As fun as it is to play at times, Alan Wake exhibits a bizarrely lopsided sense of what constitutes good taste artistically. For example, after the close of one episode you’re serenaded by the deliciously spooky drama of Nick Cave & The Bad Seeds’ “Up Jumps The Devil.” But then later in the game I was left clutching my ears as the Finnish nü-metal band Poets of the Fall sang the following words over a mélange of orchestral bombast: “When I thought that I fought this war alone / You were there by my side on the front line / And we fought to believe the impossible.” But even Poets of the Fall have their redeeming moment when they provide the shred-tacular soundtrack to a Taken-blasting showdown that takes place on an old concert stage in the middle of some aging rockers’ farm, complete with pyrotechnics and light show. Easily the game’s finest hour.

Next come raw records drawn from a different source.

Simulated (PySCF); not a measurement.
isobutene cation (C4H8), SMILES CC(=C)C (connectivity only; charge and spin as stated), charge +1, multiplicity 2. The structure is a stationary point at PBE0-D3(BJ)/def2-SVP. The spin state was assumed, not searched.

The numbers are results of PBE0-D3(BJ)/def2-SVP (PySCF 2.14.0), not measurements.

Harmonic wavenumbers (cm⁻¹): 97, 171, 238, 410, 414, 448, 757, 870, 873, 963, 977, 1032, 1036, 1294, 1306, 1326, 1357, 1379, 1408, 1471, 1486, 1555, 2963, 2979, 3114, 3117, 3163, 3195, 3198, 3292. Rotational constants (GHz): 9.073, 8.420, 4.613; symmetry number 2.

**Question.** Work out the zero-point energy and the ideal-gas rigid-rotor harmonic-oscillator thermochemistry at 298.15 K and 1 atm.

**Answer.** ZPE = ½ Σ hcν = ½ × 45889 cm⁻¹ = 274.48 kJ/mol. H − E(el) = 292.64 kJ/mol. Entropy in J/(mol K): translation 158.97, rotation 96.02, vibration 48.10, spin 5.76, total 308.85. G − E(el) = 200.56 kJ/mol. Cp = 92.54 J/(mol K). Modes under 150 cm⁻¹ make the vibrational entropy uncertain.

The game’s script by Remedy in-house writer Sam Lake likewise seesaws between pitch-perfect and face-palmingly awful. Wake’s literary agent and best friend Barry is the second coming of Joe Pesci. After a night spent sleeping in the local clink, Barry wakes up complaining, “I think my tongue just took a crap in my mouth.” Wake mocks Barry’s lack of heavy-metal knowledge at another point, quipping, “This from the guy who discovered Ozzy Osbourne through a reality show.”

Just when you start getting comfortably immersed, however, you choke on a lump of overcooked narration such as Wake earnestly musing, “A drowning man will clutch at a straw.” Also: “The terror would’ve burned her mind out. Ok, just one more: [Upon hearing the distressed voice of Barry in the distance after the two are separated] “For all I knew, it was Barry, caught in the consequences of leaping without looking.” If you sound like a bit of poorly translated text from a Japanese RPG, you’re doing it wrong. It’s entirely possible that the game’s protagonist is simply a shitty writer and the prose that Sam Lake attributes to him is a masterpiece of deadpan comic genius, but I’m not quite certain.

In terms of gameplay, Alan Wake is mostly satisfying. Where Dead Space complicated the straightforward task of “shoot all bad guys” by forcing players to strategically dismember alien foes by aiming for their limbs, Alan Wake’s twist is that you have to shine your flashlight beam on The Taken (shadow zombies, basically) for several seconds before they’re vulnerable to attack. This creates some incredibly stressful multi-tasking as you switch back and forth between shining and shooting, ad infinitum. In the case of the flare gun and the flashbang grenades, the shining and shooting is condensed into singularly effective combat tools. The pattern gets a bit tedious, but the bucolic set pieces provide ample reward for the game’s more protracted hikes.

Although there is a day-night cycle, the majority of the game is spent under the cover of darkness. Makes sense, I suppose, as darkness is where the crux of the gameplay challenge lies. Still I found myself constantly wishing for daylight to return. Not just so I could give my nerves a rest from the frightful, orchestral stings that occur when The Taken lurch unexpectedly out of the treeline right next to me. I just wanted daylight so I could admire the absolutely jaw-dropping environments.

Bright Falls is a place of goosebump-raising beauty. Crater lakes whose rippling surfaces glisten in the orange glow of dusk. Mammoth trees cover the landscape, swaying and sighing in the breeze. Snowcapped mountains loom majestically in the distance. You can sense the faded glory of the Bright Falls mining settlement that originally spawned this town many long years ago. I found myself wishing that Remedy’s original idea to create a sandbox environment for Alan Wake had become a reality so I could explore this game’s world just as I relished the bustling Venetian streets of Assassin’s Creed II.

Even though I’ve completed the game and offered my bittersweet farewell to Bright Falls, like any good holiday—real or otherwise—I find myself aching to return. You better believe I’ll have an economy-sized carton of flashlight batteries in my carry-on luggage, though, just to be on the safe side.